TOKYO -- Mazda Motor Corp. today took another step toward independent product development, agreeing to lease hybrid drivetrain technology from fellow Japanese automaker Toyota Motor Corp. instead of longtime U.S. partner Ford Motor Co.
The deal gives Mazda access to the electric powertrain system used in the third-generation Toyota Prius, which was launched last year and is the world's most popular hybrid vehicle.
Mazda Executive Vice President Masaharu Yamaki said the electric-gasoline powertrain will debut in 2013 in a Mazda-brand hybrid for the Japanese market. Mazda didn't announce plans for overseas versions, but a spokesman said selling the car in North America is a possibility.

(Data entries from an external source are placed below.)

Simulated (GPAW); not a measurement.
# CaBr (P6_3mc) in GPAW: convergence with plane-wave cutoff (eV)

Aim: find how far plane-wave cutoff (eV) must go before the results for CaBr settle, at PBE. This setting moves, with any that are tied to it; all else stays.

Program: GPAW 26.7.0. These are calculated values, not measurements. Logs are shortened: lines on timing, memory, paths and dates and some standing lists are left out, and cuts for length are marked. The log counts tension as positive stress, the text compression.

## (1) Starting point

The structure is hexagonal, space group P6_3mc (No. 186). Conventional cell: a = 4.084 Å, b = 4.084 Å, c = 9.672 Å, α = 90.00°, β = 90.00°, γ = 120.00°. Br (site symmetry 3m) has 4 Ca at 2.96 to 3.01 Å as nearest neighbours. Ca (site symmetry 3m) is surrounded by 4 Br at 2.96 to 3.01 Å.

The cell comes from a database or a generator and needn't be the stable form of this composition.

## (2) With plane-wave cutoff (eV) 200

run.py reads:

The agreement helps Mazda meet its goal of improving fleet fuel economy 30 percent by 2015 compared with 2008 levels. Mazda already has rolled out plans for a more efficient gasoline engine, called the Sky G, and measures such as weight reduction and idle stop technology.
But limited by a relatively small r&d budget, Mazda has trailed rivals in hybrid offerings.
For Toyota, the deal also pushes its hybrid technology closer to becoming a global standard. Leasing it to other companies is not only a cash stream for the world's biggest auto company, it's also a potent way to guarantee volume for its suppliers, which drives down cost.
Subaru also has been developing its own hybrid drivetrain based on technology from Toyota Motor, which owns a 16.5 percent stake in Subaru's parent company, Fuji Heavy Industries. Toyota also supplies the hybrid system used in the Nissan Altima hybrid sedan.
Teaming with Toyota signals another Mazda break from Ford, which reduced its stake in the Japanese automaker to 13 percent, from 33 percent in 2008.
Since then, Ford and Mazda have embarked on largely separate powertrain strategies.
While Ford is chasing greater fuel economy with its turbocharged EcoBoost engines, Mazda is developing its own line of Sky engines, which rely mostly on direct fuel injection.
Mazda currently uses Ford technology in its hybrid Tribute SUV. But Yamaki said that turning to Toyota and domestic suppliers is the quickest way to bring a hybrid to market in Japan.
Yamaki said the deal won't undermine cooperation with Ford.
“This strategic relationship will not change,” Yamaki said at a press conference. “Obtaining the major hybrid components from domestic suppliers is the surest and quickest way for Mazda to efficiently develop and manufacture a hybrid vehicle in Japan.”
Mazda starts producing the Sky G engine next year and plans to mate it with Toyota's hybrid technology for the car due in 2013. Mazda didn't give other details. But the agreement covers the motor, inverter and nickel-metal hydride battery currently used in the Prius.
The four-cylinder, direct-injection Sky-G gasoline engine will range between 1.3 and 2.0 liters and deliver 15 percent better fuel economy than current engines in the same class. Its diesel partner, the Sky-D, will get a 20 percent increase over today's offerings.
The Ford-Mazda partnership is often cited as an example of a successful international alliance of automakers. Ford first took an equity stake in Mazda in 1979 and brought it under its control in 1996 as the Hiroshima-based carmaker struggled to survive. But by late 2008, the tables were turned, and a cash-strapped Ford sold the bulk of its stake to raise capital.